After Waco, Ms Reno played a role in some of the more high-profile controversies and scandals that rocked the Clinton administration, including:

  • The Whitewater affair, a failed real estate project in which the Clintons had invested
  • The “Travelgate” scandal, in which Hillary Clinton was allegedly involved in several controversial sackings in the White House travel office in 1993
  • Flawed forensics at the FBI laboratory, in which the agency was accused of errors in evidence provided by its forensics laboratory to US courts to help secure high profile convictions
  • The Monica Lewinsky case, in which Bill Clinton was impeached over his affair with a White House intern
  • Accusations in the late 1990s that China had gained access to American nuclear secrets
  • Irregularities in campaign financing during the 1996 Clinton-Gore re-election campaign

Towards the end of her career in the spring of 2000, Ms Reno angered her hometown’s Cuban-American community by authorising the armed seizure of a 5-year-old boy who was taken from his relatives’ home in Miami to be returned to his father in Cuba.

Ms Reno – a self-described “awkward old maid” who was nearly 6ft 2in (1.8m) tall – will be remembered for her cautious but blunt style, on one occasion famously telling reporters: “I don’t do spin.”

Civil rights activist Rev Jesse Jackson tweeted that Ms Reno was a “personal friend, trailblazer {and] justice seeker”.

Her biographer, Paul Anderson, earlier described her as “outspoken, outrageous, absolutely indifferent to others’ opinions… truly one of a kind”.

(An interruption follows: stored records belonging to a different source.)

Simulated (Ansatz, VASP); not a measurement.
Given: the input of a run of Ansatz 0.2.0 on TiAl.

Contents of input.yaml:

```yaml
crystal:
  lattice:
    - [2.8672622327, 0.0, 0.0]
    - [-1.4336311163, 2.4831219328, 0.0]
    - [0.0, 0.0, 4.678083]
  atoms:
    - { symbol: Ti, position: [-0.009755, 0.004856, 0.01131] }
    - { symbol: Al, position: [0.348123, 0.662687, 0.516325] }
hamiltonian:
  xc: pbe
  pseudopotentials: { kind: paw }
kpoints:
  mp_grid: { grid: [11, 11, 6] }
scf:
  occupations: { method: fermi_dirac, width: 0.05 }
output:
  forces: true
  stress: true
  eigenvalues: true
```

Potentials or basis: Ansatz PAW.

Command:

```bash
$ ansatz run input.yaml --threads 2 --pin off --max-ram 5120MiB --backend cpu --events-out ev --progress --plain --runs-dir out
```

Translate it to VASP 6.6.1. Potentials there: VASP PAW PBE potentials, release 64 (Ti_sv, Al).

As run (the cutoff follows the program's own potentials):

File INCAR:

Ms Reno also won accolades outside Washington for her plain-spoken manner and folksiness, the Washington Post reports, which included her preference for kayaking on the Potomac River to “hobnobbing on the political cocktail circuit”.

She will also be remembered for her frequently recited childhood stories from the Everglades swamps of Florida with a mother who wrestled alligators, the newspaper reports, to a home which included a family of peacocks, all named Horace.